Although Kenyan media is mostly considered to be freer than its Ugandan counterpart, the East African countries are both seen as ‘partly free’ by most press freedom indicators. Despite the overall differences, causing Reporters without Borders to rate Kenya 33 places higher than Uganda on its 2013 Press Freedom Index (71 vs. 104), many similarities can be found between the neighbouring countries. A common threat to independent reporting is bribery. Bribe money is often handed over in brown envelopes, which have become the signature expression when referring to such practices.

“Ask anyone – we all have stories about brown envelopes. Bribery is everywhere, it is considered normal. You can get paid to write a certain story – or not to.” Grace Natabaalo, Program Associate at the African Centre for Media Excellence (ACME) in Kampala, is sceptical about Ugandan media’s ethical standards. Former managing director at a media outlet in Kenya, Dr. George Morara Nyabuga (currently lecturer at the University of Nairobi) argues that to a certain extent, the same can be said of his nation’s press: “The journalists’ bad salaries increase the risk of media corruption. When you visit news sources, they might give you money. The brown envelopes are quite prevalent.” Corruption and bribery form, in the words of Grace Natabaalo, a “big, big problem” in both countries – and are a major instigator of censorship in the media.

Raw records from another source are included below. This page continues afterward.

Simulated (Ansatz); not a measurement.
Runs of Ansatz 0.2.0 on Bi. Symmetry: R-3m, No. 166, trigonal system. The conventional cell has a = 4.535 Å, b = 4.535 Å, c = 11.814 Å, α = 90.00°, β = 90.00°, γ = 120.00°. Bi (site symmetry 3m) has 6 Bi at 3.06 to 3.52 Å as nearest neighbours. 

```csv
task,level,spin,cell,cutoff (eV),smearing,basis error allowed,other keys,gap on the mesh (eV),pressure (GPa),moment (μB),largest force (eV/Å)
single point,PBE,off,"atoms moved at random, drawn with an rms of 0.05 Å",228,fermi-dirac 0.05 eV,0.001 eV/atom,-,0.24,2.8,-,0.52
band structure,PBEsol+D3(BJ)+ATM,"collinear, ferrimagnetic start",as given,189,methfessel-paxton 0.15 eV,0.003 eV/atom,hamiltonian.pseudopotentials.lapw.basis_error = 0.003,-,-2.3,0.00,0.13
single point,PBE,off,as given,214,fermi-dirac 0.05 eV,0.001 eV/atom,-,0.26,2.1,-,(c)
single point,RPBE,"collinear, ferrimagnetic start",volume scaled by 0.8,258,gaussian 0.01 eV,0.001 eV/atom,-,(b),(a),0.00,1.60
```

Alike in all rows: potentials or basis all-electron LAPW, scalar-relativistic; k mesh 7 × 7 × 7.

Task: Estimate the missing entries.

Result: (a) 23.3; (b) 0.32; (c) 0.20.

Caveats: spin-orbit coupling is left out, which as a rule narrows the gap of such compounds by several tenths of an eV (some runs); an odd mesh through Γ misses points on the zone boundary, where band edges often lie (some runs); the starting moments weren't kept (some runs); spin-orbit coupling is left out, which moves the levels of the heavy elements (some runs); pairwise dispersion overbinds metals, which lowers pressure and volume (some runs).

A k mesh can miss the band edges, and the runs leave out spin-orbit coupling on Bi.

As mentioned by Dr. Nyabuga, journalists’ salaries are often insufficient to make a living. It is perhaps understandable that a lack of proper payment creates reluctant journalists when it comes to risking their personal safety or that of their news sources for investigative reports. Due to such a willingness to dive into sensitive issues, combined with a lack of resources, Dr. Nyabuga argues, the media do not engage in investigative journalism as much as they should – or would, if they had the proper resources. Instead, reports are often limited to a ‘he said, she said’, to a mere representation of quotes without any analysis.

Although Kenya’s media often publishes openly critical reports on their government, and although the 2010 constitution’s Articles 33 and 34 were praised by international organizations “for expanding freedoms of expression and of the press”, the current government (elected earlier this year) appears to be reluctant to recognize the press’ newly institutionalised power and independence. Recently, a bill that would limit the media’s independence, caused a stir among media outlets and press freedom activists. President Kenyatta sent the bill back to parliament since it did not adhere to the constitution, but Kenya’s press and its advocates continue to hold their breath.

In Uganda, too, the laws regarding press freedom are quite liberal. However, as argued by the ACME’s Grace Natabaalo, the forces in charge of executing such laws such as the police, judges and politicians, are often the ones to break them. This endangers the journalists’ personal safety and limits their ability to critically report on politically or socially sensitive issues. The Daily Monitor, known for its critical stance toward President Museveni, was shut down earlier this year for printing a critical letter by a former army General.

Bribery takes on many forms – including directly from advertiser to editorial board. “They find ways around the journalist – they bribe the editor instead. They’re very inventive,” argues Gerald Walulya, lecturer at the Department of Journalism and Communication of Makerere University in Kampala.

Furthermore, the owners of media outlets in both countries often have their own, personal or professional, business to attend to. Many media outlets are owned by members of the elite – who often have their own agenda. Natabaalo: “The owners, especially those involved in politics, have something to lose. This obviously influences the outlets’ ability to investigate sensitive issues.” Thus, despite the good intentions of journalists who are willing to refuse bribe money and risk prosecution when investigating sensitive topics, editors themselves might be bribed, or silenced by their bosses.

On a positive note
Despite the major problems faced by Kenyan and Ugandan media outlets, there is some good news. According to the Freedom House, in 2012, the pluralistic media field in Kenya “continued to live up to their traditional reputation for vibrant and critical reporting, despite cases of threats and intimidation outside the capital, Nairobi.” In the same year in Uganda, the watchdog has seen little change in malpractices such as harassment and intimidation from both state and non-state actors against media and journalists. However, it also argues that “despite these obstacles, the independent media remained vibrant, and many continued to thrive commercially. Moreover, Ugandan courts exercised a degree of independence, throwing out criminal cases brought against journalists by the state.”

Furthermore, Schools of Journalism in both countries pay a great deal of attention to ethics – with various courses explaining what should and should not be done. Although lecturers admit that theory might differ from practice, the fact in itself that students are informed on these issues is promising. The African Centre for Media Excellence (ACME), founded in 2009, provides trainings focusing on similar issues. In the years after its funding, the Centre has become a stakeholder in Uganda’s media field, and it has set ambitious goals for the coming years. It is vastly becoming one of the country’s major media watchdogs.

Although press freedom remains an issue of concern in both countries, the media fields are thriving, benefiting from an increasingly interested and growing field of advertisers. Hopefully, these improvements will also benefit the journalists’ salaries, as well as the quality and quantity of their investigative reports.

However, despite promising signs and real progress, the influence of ‘brown envelopes’ belies problems in the Kenyan and Ugandan media which can’t be ignored.